METHODS OF SECURING RETURNS: TOUGH STANCE OF NEW YORK DISTRICT ATTORNEY OVER ANCIENT PERSIAN ARTEFACT.

AuthorHerman, Alexander

SEIZURE OF A STOLEN ARTEFACT

In October 2017, investigators from the New York District Attorney's office seized a Persian limestone fragment from a booth at the European Fine Art Fair (TEFAF) at the Park Avenue Armory. The piece was being offered for sale by the company of London antiquities dealer Rupert Wace (Rupert Wace Ancient Art Ltd) which had co-purchased the piece in 2016 along with the company of fellow London dealer Sam Fogg (Sam Fogg Ltd).

Prior to this acquisition, the piece had been in the collection of the Montreal Museum of Fine Arts (MMFA), having been donated by one of the Museum's major benefactors in 1951. In 2011, the piece was stolen from the Museum, but was recovered by Canadian police in 2014. Following the recovery, the MMFA opted to retain an insurance payout rather than recover the fragment and so the insurance company, AXA Insurance, became the owner. It was from AXA Insurance that Wace and Fogg had bought the fragment in 2016, before offering it for sale and bringing it to the Armory in October.

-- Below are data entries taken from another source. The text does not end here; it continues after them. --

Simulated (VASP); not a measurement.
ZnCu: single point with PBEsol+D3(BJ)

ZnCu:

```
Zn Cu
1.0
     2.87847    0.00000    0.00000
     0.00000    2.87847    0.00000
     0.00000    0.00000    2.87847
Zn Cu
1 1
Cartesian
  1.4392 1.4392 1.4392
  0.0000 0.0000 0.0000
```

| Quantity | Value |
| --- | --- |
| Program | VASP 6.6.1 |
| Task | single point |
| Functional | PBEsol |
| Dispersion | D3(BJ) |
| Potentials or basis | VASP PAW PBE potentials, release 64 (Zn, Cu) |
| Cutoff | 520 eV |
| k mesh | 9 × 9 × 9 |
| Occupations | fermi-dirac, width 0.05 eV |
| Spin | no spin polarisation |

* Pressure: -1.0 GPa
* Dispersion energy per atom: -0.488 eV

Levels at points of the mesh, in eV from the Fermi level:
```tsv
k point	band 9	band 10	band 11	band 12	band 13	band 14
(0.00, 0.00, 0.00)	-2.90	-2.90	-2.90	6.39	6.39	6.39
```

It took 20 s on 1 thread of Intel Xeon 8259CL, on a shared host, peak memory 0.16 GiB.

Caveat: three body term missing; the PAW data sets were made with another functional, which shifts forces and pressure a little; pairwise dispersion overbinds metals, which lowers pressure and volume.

The significant factor for Assistant D.A. Matthew Bogdanos, whose office seized the piece, was its place of origin. It was a small bas-relief (8.3" x 8") of the head of a bearded soldier that had been removed from one of the walls at the ancient site of Persepolis, in modernday Iran. It is not clear how the fragment had been chiselled from the wall and taken out of Iran--or by whom--but it still appeared attached to the monument around the year 1930, and possibly as late as 1935, when a photograph had been taken showing the piece in situ. It was therefore likely, according to the Assistant D.A., to have been removed after the enactment by Iran in 1930 of its National Heritage Protection Act, which made it illegal to remove objects from national heritage sites (Persepolis was added to this list in 1931) and to transport antiquities out of the country.

The piece therefore lacked clean provenance: it had almost certainly been stolen from one of the Middle East's great sites. However, whilst it is unclear when and by whom the piece was removed from Iran, it surfaced in 1951 and was located for the next 60 years at one of Canada's principal art museums, the MMFA, and for a significant part of that time was on public view.

CONFLICT OF LAWS

The presence of the piece in Canada for such a significant period gives rise to a conflict of law situation: conflicting laws from two or more countries could potentially apply to the dispute. In this case, these would include the laws of Iran, the laws of the Canadian province of Quebec, where the MMFA is located, and the laws of New York where the piece was seized. Each of these legal systems could potentially point to a...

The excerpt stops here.